A question asked by email and my response:
[You have suggested that reverence for the cross glorified violence, but] I have never seen the cross as a glorification of violence. Rather I see it as a symbol of a man who was so committed to his life, his mission, and his gospel of God's love for all, that he was willing to give it his all. Secondarily, you've stated that you see no divine plan in the brutality of the crucifixion. As to the brutality, I can agree; but what do you say to the crucifixion itself? Were not the prophets correct and didn't Christ's death reconcile the old...way of relating to God with the necessity of a sacrifice? Didn't his life, death, and resurrection all culminate to a new way of humanity coming to know their God? Let me know your thoughts...
You ask questions that can be batted around for hours in graduate school seminars, so I feel that a 800 word response (while long for an email) doesn't really do justice to the question. But, I'll try...
Jesus' willingness to submit to the Roman authorities rather than fight, run, or raise a militant group to resist was noble and courageous on his part. The problem isn't with his response to the situation, but with how we romanticize his martyrdom. We sing about him dying "in my place" or "for my sins" as if God required it, as if God could think of no way to be in relationship with humanity other than to require the torture and brutal murder of a good person.

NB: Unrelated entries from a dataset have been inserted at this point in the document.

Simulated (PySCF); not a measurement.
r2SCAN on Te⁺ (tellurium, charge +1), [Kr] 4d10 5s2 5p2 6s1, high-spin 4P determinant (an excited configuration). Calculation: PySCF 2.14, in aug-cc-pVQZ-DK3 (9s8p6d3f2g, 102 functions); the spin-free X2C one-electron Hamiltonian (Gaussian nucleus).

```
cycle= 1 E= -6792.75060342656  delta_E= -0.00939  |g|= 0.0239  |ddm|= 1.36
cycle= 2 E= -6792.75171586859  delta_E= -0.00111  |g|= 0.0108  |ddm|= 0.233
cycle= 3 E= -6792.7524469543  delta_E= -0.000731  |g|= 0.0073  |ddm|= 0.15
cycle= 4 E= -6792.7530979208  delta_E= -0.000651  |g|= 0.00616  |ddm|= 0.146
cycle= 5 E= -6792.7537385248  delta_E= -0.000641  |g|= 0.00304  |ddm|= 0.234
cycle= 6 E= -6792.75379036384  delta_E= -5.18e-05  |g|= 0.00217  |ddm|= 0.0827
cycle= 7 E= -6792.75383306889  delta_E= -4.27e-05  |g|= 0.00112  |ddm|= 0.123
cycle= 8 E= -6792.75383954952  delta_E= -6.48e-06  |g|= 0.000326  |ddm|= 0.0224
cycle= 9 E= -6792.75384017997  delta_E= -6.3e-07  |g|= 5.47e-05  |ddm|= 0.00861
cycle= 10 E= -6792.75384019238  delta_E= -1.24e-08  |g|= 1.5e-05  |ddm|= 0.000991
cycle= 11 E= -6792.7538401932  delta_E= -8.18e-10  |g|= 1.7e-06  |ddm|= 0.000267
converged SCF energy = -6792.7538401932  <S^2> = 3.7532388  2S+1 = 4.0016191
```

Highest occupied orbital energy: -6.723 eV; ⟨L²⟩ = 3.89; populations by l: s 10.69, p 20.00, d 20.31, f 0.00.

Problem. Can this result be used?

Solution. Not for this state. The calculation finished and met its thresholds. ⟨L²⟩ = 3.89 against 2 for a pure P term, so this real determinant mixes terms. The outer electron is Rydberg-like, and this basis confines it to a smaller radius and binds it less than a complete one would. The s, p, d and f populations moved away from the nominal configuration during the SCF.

Of course, the person who first articulated and detailed the "justification" (or "satisfaction") atonement theory was a bishop in the middle ages, Anselm. Anselm in the 11th century was not only the highest ranking bishop in his country, but he was noble by birth and second in social power only to the king. From his position of privilege, anyone who defied the king (or any "godly" authority) or who was in any way disloyal deserved to be banished, imprisoned forever, or killed. Even if the king wanted to be lenient, he couldn't allow himself to be because it would diminish (in such hierarchical thinking) his authority and power.
In that kind of social system, God was imagined to be an absolute monarch ("king") wielding unchecked power over "His" subjects; therefore, Anselm naturally enough assumed that King God would respond to "His" subjects the way any king would.
In that context, Anselm interpreted the crucifixion as God's way of exacting the punishment that had to
be given out while still showing mercy to the subjects. The crimes (or sins) were punished, but Jesus took the punishment so that others wouldn't have to...in this way, people were shown mercy while God's
sense of justice (the king must be feared and obeyed) was also satisfied.
For the first millennium of Christianity, that had NOT been the understanding of the crucifixion, but since Anselm, much of Christianity has not only accepted his view but have then read that view into scripture.
Our world view isn't that of an 11th century aristocrat believing God to be an absolute monarch like the ancient kings of France and England. Also, Anselm assumed Augustine's position that humanity was
cursed with "original sin," as a result of the Fall. Anselm (and Augustine) believed Adam and Eve were literal, factual, historical people whose mistake literally cursed all of humanity for all time (another view that doesn't paint God in a very flattering light). Everyone was somehow guilty just for existing.
Since Darwin, fewer people accept that we were created perfect and "fell" from that state of grace...rather, the Darwinian view is that we started rather humbly and have been evolving to higher and higher states ever since. We didn't fall from perfection, we just haven't reached it yet.
So, as we don't live in an absolute monarchy, we are less likely to see God as an absolute monarch; and as we now have scientific theories that suggest we are evolving from lower to higher states of being (rather than falling from perfection and needing to be restored), the whole Anselm view of atonement doesn't really fit with how we experience and understand our world.
So, no, I don't believe that Jesus' execution was required by God (nor do I believe the Hebrew scriptures prognosticated such an event...prophecy isn't future telling, its truth telling...it isn't saying what will happen to future generations, its challenging its own generation to make changes...the prophets weren't oracles, they
were a challenge to their own people in their own day).
People have always tried to understand ultimate reality ("God")...even without Jesus' martyrdom, people would have continued to try to figure out the mysteries of life. And God, I as I understand God, never needed Jesus' sacrifice or anything else in order to love and embrace God's own creation.
Now, once the evil practice of state execution was used against Jesus for his seditious activity, and those who loved him continued to experience him in powerful ways that they called "Resurrection," that is where God comes in....God is in the victory over the evil of the cross, but I have no need to believe that God ever required such horrific violence. If I were to call that good, what could I ever call reprehensible? If God could find no other way to love me than to torture and brutalize someone else, I'm afraid I wouldn't have much
use for such a God anyway. I would never truly feel "safe" with that god.
The violence of the cross happened, and the affirmation of our faith is that the terrible day that it happened did not end Jesus' story or ours; but to celebrate the violence rather than the victory over it is a mistake in my view, a tragic mistake that Christianity has made for too long and that has contributed to far too much suffering in our world.